A bill making its way through the state legislature in Harrisburg would ban drivers in the state from using handheld devices while they're driving. The bill passed the state house on Wednesday, and now it will get a vote in the state Senate.

Under the bill, anyone older than 18 would only be allowed to make calls using bluetooth or speakerphone. Anyone under the age of 18 would only be allowed to use their GPS by bluetooth or some sort of mounted device.

Distracted drivers cause problems all over the country, and it's easy to see why.

According to Carinsurance.info, distracted driving is responsible for a quarter of police crash reports. That's because people who drive while on the phone are four times more likely to get into a crash, compared to those who don't. Also when driving on the phone, a driver's attention is reduced by 37%.

Additionally, using a cell phone while driving creates a major delay in reaction times, the equivalent of having blood alcohol level of 0.08%. That's the nationwide legal limit for a DUI or DWI conviction.

If you text while you drive, you're also 23% more likely to get into a crash.

Currently, Pennsylvania has no ban on talking on the phone while driving, though there is a ban on texting and driving: a $50 fine. However, experts say you're more likely to end up paying more than $100 when you factor in court costs, surcharges, and other additional fees.

In some circumstances, texting while driving can also lead to a reckless driving conviction, and if the crash leads to someone's death: a vehicular homicide conviction.

For the most part, though, texting violations won't add any points to your driver's license.

Hands-free driving laws around the nation usually vary from state to state.

In Texas, for example, there's no ban on using handheld phones, but school bus drivers are not allowed to use cell phones or text while driving if they have any passengers under the age of 17. New drivers are not allowed to use a cell phone or text while driving in their first year on the road.

In Vermont, there's no ban on using handheld devices, but there is a total ban on texting while driving that applies to all drivers. If you're a school bus driver, you're not allowed to use your phone, and new drivers are not allowed to use a phone if they're 18 or younger.

Other states, like Wisconsin and Wyoming have no ban on talking on the phone while driving for anyone. But Nobody is allowed to text and drive, either.

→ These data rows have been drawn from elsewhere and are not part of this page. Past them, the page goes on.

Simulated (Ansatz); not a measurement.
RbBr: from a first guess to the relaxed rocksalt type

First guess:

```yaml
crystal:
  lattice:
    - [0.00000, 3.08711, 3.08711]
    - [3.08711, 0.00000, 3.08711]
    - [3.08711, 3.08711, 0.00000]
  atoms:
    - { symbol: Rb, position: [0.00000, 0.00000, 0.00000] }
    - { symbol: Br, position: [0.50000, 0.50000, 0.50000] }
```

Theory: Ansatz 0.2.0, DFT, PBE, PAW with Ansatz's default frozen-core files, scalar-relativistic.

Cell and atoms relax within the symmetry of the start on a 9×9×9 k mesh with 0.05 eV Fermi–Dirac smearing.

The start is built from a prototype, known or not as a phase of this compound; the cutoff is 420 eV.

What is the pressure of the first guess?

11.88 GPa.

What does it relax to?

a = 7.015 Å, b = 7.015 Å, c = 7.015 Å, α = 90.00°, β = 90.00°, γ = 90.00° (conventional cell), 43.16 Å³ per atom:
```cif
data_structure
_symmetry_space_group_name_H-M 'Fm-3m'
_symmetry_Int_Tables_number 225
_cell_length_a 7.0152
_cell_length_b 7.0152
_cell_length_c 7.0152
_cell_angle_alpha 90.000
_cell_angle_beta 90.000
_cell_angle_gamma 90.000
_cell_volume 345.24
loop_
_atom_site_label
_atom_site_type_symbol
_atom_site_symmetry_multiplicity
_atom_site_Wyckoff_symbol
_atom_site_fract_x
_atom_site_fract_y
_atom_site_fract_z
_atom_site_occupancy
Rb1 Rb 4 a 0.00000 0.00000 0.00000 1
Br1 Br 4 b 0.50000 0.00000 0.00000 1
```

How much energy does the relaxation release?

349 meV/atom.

Out West, California has the most strict hands-free driving laws. The Golden State has a complete ban on texting and driving as well as a ban on using handheld devices while behind the wheel. There's also a ban on cell phone use for school bus drivers and new drivers who are less than 18 years old.

If the state House passes the bill and it's signed into law by Governor Tom Wolf, more younger drivers would be effected than older ones. Anyone younger than 18 could be pulled over if they're just using their cellphone, but anyone above that age could not.